In 2044, will we be eating or drinking information?

computer interface future
Image credit | Motortion

In the last Friday Futures of 2019, we posted a TED video of Nicholas Negroponte, the founder of the MIT Labs. His passion has always been how humans and computers interact. The video shows many of his predictions over the years – and many of his quirkier hair styles. Some of his predictions have come true, some have been a little wide of the mark.

One that is a very current topic is wearable technology. Back in 2007, he was working with people who were bolting together weird looking glasses and figuring out how to use them as a computer interface.

Some time later, Google launched Glass and how we laughed. We imagined combining Google Glass with money transfer techniques, location sharing apps and who knows what. And we ended up describing a bunch of extremely strange people blinking and winking their way down the street, bumping into things and generally looking absurd.

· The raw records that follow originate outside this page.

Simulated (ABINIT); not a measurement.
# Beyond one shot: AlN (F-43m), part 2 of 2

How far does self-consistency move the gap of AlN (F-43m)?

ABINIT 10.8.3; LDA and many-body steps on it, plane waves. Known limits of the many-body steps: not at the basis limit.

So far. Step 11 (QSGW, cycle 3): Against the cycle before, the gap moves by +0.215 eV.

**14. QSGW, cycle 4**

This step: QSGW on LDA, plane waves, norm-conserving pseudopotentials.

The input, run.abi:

Then Google Glass disappeared, only to resurface as an enterprise application.

Negroponte was asked at the end of the talk at TED for his current predictions (it was 2014 at the time).

He said he believed that in 30 years’ time we would be ingesting information. We will be able to take a pill and we would be able to speak English (other languages are available). He believes that the information would be absorbed by the bloodstream and enter the brain that way.

Since then, others have had similarly insane (or futuristic) ideas about how humans and computers will interact. Elon Musk’s Neuralink is the obvious one.

One thing they all agree on is that fingers and keyboards are becoming ridiculously inefficient as the interface. As the amount and depth of information increases at ever greater rates, it seems right that we need an interface that can keep up.

Whether that interface is in the form of a pill, a drink or a neuralink of some kind, we will have to wait and see. It is, however, fun – and useful – to look a long way ahead when we are returning to a normal schedule involving emails and texts and tweets.

While we address the issues of 2020 and we set about making social media social again and making the internet great again and watching Presidential elections and wishing there was a paint drying channel, we should get into a habit of looking up and ahead.

And wondering what might be in store. And how to make it good.